Forget Your ‘Bashert,’ God Has Made You Millions To Choose From
Massechet Sotah in the Babylonian Talmud is not the best place to look for perspectives that contemporary Jews hold on relationships. In fact, you’d imagine that such a tractate would be about as informative as the book of Leviticus is on contemporary attitudes of dinner etiquette.
But there on the very first page of Sotah is something that many people have been taught from an early age and still believe, despite its roundly antiquated hold on love, dating and committed relationships: “Forty days before the creation of a child, a voice from heaven issues forth and proclaims, the daughter of so-and-so will go to so-and-so….”
This suggestion that even before we are born, God determines the one person whom we are going to marry — the concept of bashert — is unproductive and, quite frankly, oppressive to coupled and single Jews alike.
If you are in a relationship or a marriage, the notion of bashert is liable to make you profoundly question whether you are with your intended. While there’s nothing wrong with such questioning, from time to time, couching it in terms of the notion of bashert can usher in regret or even panic — encouraging you to ignore the failings of a relationship or to celebrate, disproportionately, the present stage of your love.
The emphasis on finding “the one” also creates, unnecessarily, a hierarchy of past relationships. But just because you didn’t end up with this man or that woman doesn’t mean that a part of your life was insignificant — or even that a past relationship was less significant than a current one. That night in Morocco and that morning in Nice can matter independently of whether you have since stood under a chupah with someone else.
It is also important to note that the Talmud brings up another source that suggests the concept of bashert applies only to first marriages. So what if your first marriage didn’t work out? Does that mean that God was wrong? Or wicked? To this end, one cannot help but think about Abraham, Hagar and Sarah. If we buy into this notion at all, who was the bashert for Abraham? Sarah, because she was the first wife and the woman with whom the covenant was fulfilled? Or Hagar, because, according to Rashi, she ended up with Abraham after Sarah’s death?
The Talmudic concept of a single bashert presupposes a disappointingly narrow view of love, people and of God. Beautiful, productive and supporting relationships can surely be made with lots of different people, especially as we change throughout our lives.
Meanwhile, if you’re not currently in a romantic relationship, the concept of bashert also puts unnecessary pressure on you to find “the one.”
While it might be nice to believe “there is someone out there waiting for me,” this belief can also induce terrible loneliness. If God’s responsibility is only to assign people to each other, but not to bring them together, then the fact that you have not found your so-called intended is either quite disappointing or quite amusing to God; it reminds me of the uncle that can’t believe you can’t find the afikomen, when he has taped it to your back.
Indeed, the notion of bashert can also feel like lazy thinking. It is one thing to feel grateful for a relationship; it is quite another to think that you somehow managed to find “the one” just by being at The Edison on the right night or by not getting into Yale. It seems to be too deterministic for a religion whose system of commandments requires a continual confirmation of free will. We wouldn’t say, “The car or job or education I ended up getting is the one I was supposed to have.” So why would we say it with something as important as our love life?

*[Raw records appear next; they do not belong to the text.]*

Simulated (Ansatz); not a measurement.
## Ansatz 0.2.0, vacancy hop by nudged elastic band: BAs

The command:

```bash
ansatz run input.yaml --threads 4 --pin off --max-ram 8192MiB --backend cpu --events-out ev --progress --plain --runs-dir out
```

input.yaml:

As a fantasy, there’s something nice about thinking that maybe right down the block, sitting in that charming little wine bar, smiling through a book of short stories, your bashert waits. It’s good to imagine the romance of possibility and maybe that’s what the authors of Massechet Sotah were doing as well. But within this notion that God makes only one person for you exists the maddening possibility that instead of being right there down the block, that person could be an expat in Shanghai — waiting and waiting and still waiting.
Does God hand out plane fare to help us get to China? Arrange extra time off from work? Make sure she’s at her table sipping her claret instead of across the street counting out her yuan when you arrive? Does God make her say hello? Does God remind you to match your socks? Or whisper to you to unmatch them because she finds that charming?
“The one” is a fantasy, but the reality that there are so many scenarios from which enduring love could emerge is so much more exciting than the fantasy. So, in this age of quantum physics, can we stop talking about bashert — and start talking about its plural, *bashertim?
All this is not to say that if or when you finally decide to make a different kind of commitment to someone that you won’t reorganize your life in an attempt to derive something that is different from that relationship, and that will feel particularly special; we make people special by making special commitments. But it might just be more helpful for everyone if God kept that “voice from heaven” in heaven.
Micah Kelber is a writer and freelance rabbi in Brooklyn. He is currently writing a screenplay about divorce in New York in the 1940s.